In [1]:
# default_exp experiment.lake_observer

# Sacred Data Lake Observer

`sacred` is an excellent library for tracking machine learning experiments. It has an observer model for experiments and there are many different types of observer, which accomodate many destinations. When you combined with some community provided tooling like incense and omniboard this as complete an experimentation management capability as Data Scientists need. 

An issue that prevents greater adoption of the SIO stack sacred/incense/omniboard is dependence on an external service, namely MongoDB. It is not easy for Data Scientists to deploy a MongoDB instance within a production environment. However most Data Science notebook environments now permit access to data lake storage such as S3.

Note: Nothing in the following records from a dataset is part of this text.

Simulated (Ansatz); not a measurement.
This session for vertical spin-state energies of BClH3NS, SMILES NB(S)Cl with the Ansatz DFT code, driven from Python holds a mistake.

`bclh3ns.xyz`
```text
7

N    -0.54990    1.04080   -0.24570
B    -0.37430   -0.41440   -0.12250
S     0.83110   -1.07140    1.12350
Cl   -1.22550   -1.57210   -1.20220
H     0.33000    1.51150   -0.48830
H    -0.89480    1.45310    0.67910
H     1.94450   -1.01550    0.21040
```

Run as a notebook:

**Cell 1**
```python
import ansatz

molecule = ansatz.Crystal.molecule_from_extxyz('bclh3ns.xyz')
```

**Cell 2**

> This `sacred` observer adds support for a data lake observer. This observer stores all data in block storage under a root experiment directory. Each experiment component, e.g artifacts, metrics, runs is stored in it's own directory. Components like runs and metrics can be queried using a lake compatible query engine with a client ODBC driver. Files and other nested/unstructured entities can be accessed from the block storage client directly. The goal is to provide the same capability as the MongoDBObserver and hence to be compatible with key downstream libraries like: `incense` and `omniboard`.

In [2]:
%load_ext autoreload
%autoreload 2

In [3]:
# export
import json
import os
import os.path
import uuid

import boto3
import pandas as pd
from sacred.dependencies import get_digest
from sacred.observers.base import RunObserver
from sacred.serializer import flatten
from sciflow.s3_utils import (
    delete_dir,
    is_valid_bucket,
    list_s3_subdirs,
    objects_exist_in_dir,
    s3_join,
)
from sciflow.utils import prepare_env

In [4]:
# export
DEFAULT_S3_PRIORITY = 20

In [5]:
# export
class AWSLakeObserver(RunObserver):
    VERSION = "AWSLakeObserver-0.1.0"

    def __init__(
        self,
        project,
        experiment_name,
        bucket_name=None,
        experiments_key_prefix=None,
        priority=DEFAULT_S3_PRIORITY,
        region="eu-west-1",
    ):
        """Constructor for a AWSLakeObserver object.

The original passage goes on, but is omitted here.